Friday, October 23, 2015

Virginia Attorneys' Fees Law - When Do You Not Have to Pay?

As always, before reading this post, please review my disclaimer by clicking the link above or by clicking on this link.  As always, any legal principles discussed apply only to the Commonwealth of Virginia.

Introduction

"It's their fault that I'm in this mess, they should pay your fees, not me."  If I had a dime for every time I've heard a client say that or something similar to me I'd... well... probably have a lot of dimes.  Attorneys' fees are one of those areas where a particular sense of unfairness hits a lot of clients.  If it's not their fault that they need an attorney (maybe they've been wrongfully sued, or wrongfully accused of a crime, or maybe they are enforcing their rights against someone who refuses to do what they are supposed to), it just doesn't seem right that they have to pay their lawyer and can't get the other side to pay.

Well, there are some situations in which your attorneys' fees can, in fact, be ordered to be paid by the other party, but those situations are exceptions, not the rule, and even they are complicated.  In this blog post I hope to discuss some of the basics (the details would be far too much for one post) on when you can and cannot require the other party to pay for your lawyer, and how such an arrangement actually works.

American Rule vs. English Rule

Much of the "common law" world (the parts of the world that can trace their legal traditions to Medieval England) follow what is known as the "English Rule" in civil lawsuits.  This rule is simple - in a lawsuit, the loser pays the winner's attorney's fees, in addition to his or her own.  The United States, however, despite being a common law country, does not follow the English Rule.  Rather, we follow the "American Rule," which states that, while there are exceptions, barring the availability of one of those exceptions, each party pays his or her own attorney regardless of who wins and loses.

The merits of this Rule can be debated all you want (and this is not a constitutionally required rule, by the way, meaning the various state legislators could change it any time they wanted to if they wished), but it is the law in all 50 states and the federal court system right now.  As a result, you should always enter a legal situation expecting to pay your own attorney.

Now, with that background, it might be worth discussing what the major exceptions are.  In Virginia, there are around three major exceptions.

Exception 1 - Statutory Exceptions

Statutory exceptions are situations where Virginia Law expressly provides for attorneys' fees to be awarded in the discretion of the court.  Some common situations in which courts have the power to award attorneys' fees to a party of its choosing are Family Law cases (including divorce), estate dispute cases, and all civil lawsuits heard by the Juvenile and Domestic Relations District Courts.

Now, the statutory exceptions themselves will lay out in each specific part how the court makes its determination - and not all statutory exceptions are the same.  For example, in a divorce, attorneys' fees are awarded "in light of all the equities of the case" - in other words, the judge is to make an attorney fee ruling he or she considers fair.  In J&DR Court cases, however, attorneys' fees are to be awarded based pretty much solely on the relative ability of the parties to pay.

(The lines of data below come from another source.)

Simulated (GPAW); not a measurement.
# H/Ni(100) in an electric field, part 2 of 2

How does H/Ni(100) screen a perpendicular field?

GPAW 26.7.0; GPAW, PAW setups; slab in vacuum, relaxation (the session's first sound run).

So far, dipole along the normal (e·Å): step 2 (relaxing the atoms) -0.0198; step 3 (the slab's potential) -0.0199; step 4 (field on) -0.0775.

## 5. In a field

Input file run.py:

So, as you can see, the statutory exceptions give a great deal of discretion to judges.  As a result, if you wish to enforce an attorney fee right which is granted by statute, you must convince a judge that you should be awarded such relief.  You cannot simply demand that the other party pay all of your fees.

Exception 2 - Agreement

The next major exception is if the parties have agreed to apply the "English Rule" to their case.  Many contracts, for example, will contain provisions that if a lawsuit is filed based on an alleged breach of the contract, the prevailing party will be entitled to his or her attorneys' fees.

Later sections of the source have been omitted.